Wednesday, May 18, 2005
Hurtigruten Day 4 : Trondheim - Rorvik...
[... continued from May 17th... ] Recap of the trip so far :-
Then we were driven up the hill to see the music museum, with a guided tour by a pretty, young, and multilingual lady, who could play all the old instruments too, with appropriate period pieces on several of them. They even had a welsh crwth (a useful Scrabble word, as it contains no vowels ;-) Stupidly, the museum doesn't allow you to take your own photos inside, and I didn't have enough Norwegian Kroner cash on me to buy one of the beautifully illustrated scores. Note to self: next land-trip, remember to take your wallet along too! 4 hours flew by, time to reboard. MS Kong Harald sailed west out of the fjord then resumed our northward coastal journey, passing an island monastery, mountain-bound shoreline plains, and lighthouse ruins. Near Rorvik we squeezed through the narrowest strait of the inside passage (see photo at top of today's blogposting), and while the boat sailed through the bright evening sun towards Bronnoysund, we explored the ship's bars. The ship has its own debit card, charging your credit card when you finally debark. Alcohol is expensive in Scandinavia though, and a beer (0.4 liter) at the ship's bar cost 7 € . Ouch! All drinks are extra, even table-water at mealtimes cost us 150 NOK (= 20 €) for the week, a rip-off. With our various shore-trips and diverse drinkies on board, we spent €300 (each!) over and above our package-deal costs, blowing our planned budget :-( The further north we got, the longer the evenings lasted and the sun in the west illuminated until quite late the hilly shore to the east beautifully.

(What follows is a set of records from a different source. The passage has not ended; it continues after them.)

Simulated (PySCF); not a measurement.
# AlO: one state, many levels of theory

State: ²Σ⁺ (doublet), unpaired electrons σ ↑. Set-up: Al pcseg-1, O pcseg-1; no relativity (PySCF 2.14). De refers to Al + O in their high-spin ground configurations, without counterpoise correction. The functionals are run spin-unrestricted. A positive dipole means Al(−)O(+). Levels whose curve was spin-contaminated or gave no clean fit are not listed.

. . . [to be continued] . . .
Tuesday, May 17, 2005
Hurtigruten Day 3 : Bergen-Geiranger-Molde
[... continued from May 16th... ] FYI: The Hurtigruten are the coastal boats up the coast of Norway from Bergen to Kirkenes. MS Kong Harald had left Bergen the previous evening und proceeded up the coast by night, passing through the strait at Ytre Sula whilst we slept soundly in our tiny cabin. It turns out all the cabins are the same size, just 3 meters wide and 4 long, en-suite bathroom included. The bathroom is so small that males have to declare their intentions before entering (backwards or forwards :-) Our cabin was down on deck two, just above the waterline, hence we had small bullseyes rather than big windows. The advantage of a lower deck is that you are nearer the centre of roll, and so get less motion when the seas (and the passengers) are heaving :-) Breakfast and lunch were magnificent buffets, whereas the evening meals were 3-course, waitress-served dinners, all of high quality and quantity (I put on 8 lbs in 10 days :-) . Seating was pre-assigned. Having booked an outside cabin, we got a window seat during meals :-) Probably we were under the average passenger age, which I estimated to be around 66 then. It was a rainy day, with low cloud over the mountains and over small offshore islands. We continued up the coast (see map) that morning via Floro (a tiny working harbour) and Maloy to Alesund. After a short stop, our ship headed off for an afternoon in-and-back trip through Geiranger Fjord (see today's header photo). Geiranger Fjord is a beautiful landscape with many waterfalls, ( 1, 2, 3) in particular the famous Seven Sisters waterfalls. Some fellow tourists got off at Geiranger and took the bus across the mountains to meet our boat again at Alesund. We saved our trip money, guessing (correctly) that much of their trip would be in the clouds ;-) Our boat proceeded back to Alesund, where the weather had improved a teensy little bit. While we had our evening meal the boat continued northwards to Molde.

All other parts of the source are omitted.